# Hull Tactical - Gen5 "Lean & Fast" + Meta-Learning

### STRATEGY UPDATE: Gen5
This notebook implements the **"Lean & Fast"** optimization with an added **Meta-Learning** layer.

### CORE UPGRADES:
1. **Automated Hyperparameter Optimization (HPO)**: Tries to use `optuna` if available to find the perfect balance. If running offline without Optuna, falls back to robust Gen5 defaults.
2. **Walk-Forward Validation**: Prevents overfitting by optimizing on a validation set while keeping a strict hold-out set for final testing.
3. **Dynamic Feature Engineering**: Feature windows are no longer hardcoded; they adapt based on the meta-learner's findings.
4. **"Flash" Regime Detection**: Optimizes the ratio between short-term and long-term volatility to switch between **Aggressive** and **Defensive** modes instantly.

In [None]:
import os
import sys
import time
import warnings
import numpy as np
import pandas as pd
import polars as pl
from datetime import datetime
from sklearn.linear_model import SGDRegressor
from sklearn.preprocessing import StandardScaler
from sklearn.metrics import mean_squared_error
from sklearn.model_selection import TimeSeriesSplit
from lightgbm import LGBMRegressor
import kaggle_evaluation.default_inference_server

# Try importing Optuna for Meta-Learning, handle offline/missing case gracefully
try:
    import optuna
    OPTUNA_AVAILABLE = True
    optuna.logging.set_verbosity(optuna.logging.WARNING)
except ImportError:
    OPTUNA_AVAILABLE = False
    print("Optuna not found. Using Gen5 Defaults (Meta-Learning skipped).")

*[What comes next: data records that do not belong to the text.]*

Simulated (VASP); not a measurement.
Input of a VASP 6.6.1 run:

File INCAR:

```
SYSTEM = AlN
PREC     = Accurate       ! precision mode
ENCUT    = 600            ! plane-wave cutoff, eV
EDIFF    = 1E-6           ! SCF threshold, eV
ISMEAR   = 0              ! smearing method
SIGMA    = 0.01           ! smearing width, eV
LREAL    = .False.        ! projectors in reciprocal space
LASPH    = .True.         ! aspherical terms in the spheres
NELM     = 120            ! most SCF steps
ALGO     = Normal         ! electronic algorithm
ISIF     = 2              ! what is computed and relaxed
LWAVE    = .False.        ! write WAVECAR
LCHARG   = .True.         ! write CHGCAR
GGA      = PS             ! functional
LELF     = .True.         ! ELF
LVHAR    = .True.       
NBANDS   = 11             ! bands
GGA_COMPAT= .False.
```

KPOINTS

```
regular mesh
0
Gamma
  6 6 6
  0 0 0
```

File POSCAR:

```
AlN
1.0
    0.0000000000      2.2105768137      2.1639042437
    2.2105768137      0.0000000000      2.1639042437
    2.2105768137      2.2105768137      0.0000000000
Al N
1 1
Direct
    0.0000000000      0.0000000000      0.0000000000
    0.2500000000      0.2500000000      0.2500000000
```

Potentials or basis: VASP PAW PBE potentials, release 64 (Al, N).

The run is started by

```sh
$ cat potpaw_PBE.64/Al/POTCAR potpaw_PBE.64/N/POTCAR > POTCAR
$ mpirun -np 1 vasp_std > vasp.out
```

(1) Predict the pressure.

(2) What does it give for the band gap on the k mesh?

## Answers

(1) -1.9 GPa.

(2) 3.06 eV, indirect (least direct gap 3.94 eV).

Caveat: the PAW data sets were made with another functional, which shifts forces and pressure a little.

warnings.filterwarnings("ignore")

# -----------------------------------------------------------------------------------------
# 1. CONFIGURATION (DYNAMIC)
# -----------------------------------------------------------------------------------------
class Config:
    SEED = 42
    
    # Gen5 Defaults (Optimized for "Lean & Fast")
    VOL_SHORT = 5
    VOL_LONG = 22
    VOL_QUARTERLY = 66
    
    EMA_FAST = 5
    EMA_SLOW = 26
    
    # Model Params (Gen5 Robust Defaults)
    LGBM_PARAMS = {
        'n_estimators': 1000,
        'learning_rate': 0.01,
        'max_depth': 5,
        'num_leaves': 31,
        'subsample': 0.8,
        'colsample_bytree': 0.5, # Gen5: Reduced to force feature diversity
        'reg_alpha': 0.1,        # Gen5: Increased L1 Regularization
        'n_jobs': -1,
        'verbose': -1,
        'random_state': 42
    }
    
    # Trading Logic
    BASE_W_LINEAR = 0.4
    TARGET_VOL = 0.005
    MAX_LEVERAGE = 2.0
    SGD_LR = 0.001
    SGD_ALPHA = 0.001

# -----------------------------------------------------------------------------------------
# 2. FEATURE ENGINEERING (ADAPTIVE)
# -----------------------------------------------------------------------------------------
def calculate_ema(series, period):
    return series.ewm(span=period, adjust=False).mean()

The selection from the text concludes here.